Thursday, July 28, 2011

Conflict regarding Greeting People


We talked about this at training yesterday and it's been a constant source of....conflict... for me.

How should young and enthusiastic dogs be greeting people?  If the dog is super enthusiastic and frenzied....is it ultimately best for them to be meeting and socializing? Will enough of that calm them down...eventually? Or do we want them to be primarily in work mode?

From when Griffin was 10-18 months (or so)...we tried different ways to get him greeting appropriately. Sit for treats from strangers. Strangers being still if he jumped. People leaving if he jumped.  People walking closer if he was sitting.  He got more and more and more frenzied.

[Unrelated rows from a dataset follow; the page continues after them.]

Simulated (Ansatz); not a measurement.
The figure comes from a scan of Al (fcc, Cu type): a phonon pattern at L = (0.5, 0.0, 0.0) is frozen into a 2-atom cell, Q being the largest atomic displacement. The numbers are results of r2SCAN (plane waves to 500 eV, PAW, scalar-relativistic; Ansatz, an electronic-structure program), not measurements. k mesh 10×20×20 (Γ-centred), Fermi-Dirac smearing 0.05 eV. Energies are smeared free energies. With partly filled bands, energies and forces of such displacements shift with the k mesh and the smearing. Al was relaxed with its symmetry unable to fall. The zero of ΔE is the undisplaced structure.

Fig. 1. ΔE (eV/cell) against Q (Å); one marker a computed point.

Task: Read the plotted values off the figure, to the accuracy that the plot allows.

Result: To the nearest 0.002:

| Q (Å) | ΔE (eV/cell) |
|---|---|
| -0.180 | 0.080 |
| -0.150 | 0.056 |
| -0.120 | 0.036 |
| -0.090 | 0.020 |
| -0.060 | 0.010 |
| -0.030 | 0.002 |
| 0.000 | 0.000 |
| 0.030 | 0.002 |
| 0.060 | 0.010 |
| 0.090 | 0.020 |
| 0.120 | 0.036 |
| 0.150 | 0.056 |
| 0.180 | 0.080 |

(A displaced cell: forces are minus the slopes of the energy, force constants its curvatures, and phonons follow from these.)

Since then... for the most part, he's not allowed to socialize with people. If we're in public we stay far enough away that no one will ask or we are so focused that people are not likely to ask. If they do?  We're in a hurry, maybe next time.  I'm not willing to bet $100 Griffin will greet calmly and I don't want to compromise his training. I also don't want him to be very distressed about the greeting.

When we do camp and events.... he is great being pet by the kids. Because he is working.  He's watching me, or getting a pet and turning back.  If one kid came over...he did try to jump up and be all over the kid.... but if there were many and the kids were training him or if I was right there?  Work mode.

Greeting people just isn't something we allow happen (same for greeting dogs when on leash). If greeting people happens, we try for it to be completely work, serious, focus on me... (or we try. There are moments where I misjudge!).

We are seeing measurable progress. He's much improved since we took away the greeting. The thought that he  might get to greet had been taking over his head.....and that potential exciting event was just too much.  But now he knows exactly what will happen and the interactions are less stressful for him, me, and the people.

2 comments:

Laura and The Corgi, Toller, & Duck said...

I've taken that approach with my dogs and I really like it, especially the difference when I'm teaching puppies that from the start. They're still being "socialized" but from an approach that tall men, young children, etc are more like furniture too be ignored rather than sources of treats and petting. The other people generally don't like it since when I do allow them to pet my dog they do so with my dog offering me the eye contact instead of them.

Kristine said...

This is such great advice. We've been working on polite greeting since the very beginning. When Shiva was dealing with reactivity, I generally never allowed anyone to get close. But now that she has conquered many of her fears, I tend to not mind so much if strangers try to greet her. However, we now have a big problem of her jumping on almost every single person who stops to say hello. It's why we failed the Canine Good Neighbour test.

Perhaps it's time to go back to the beginning.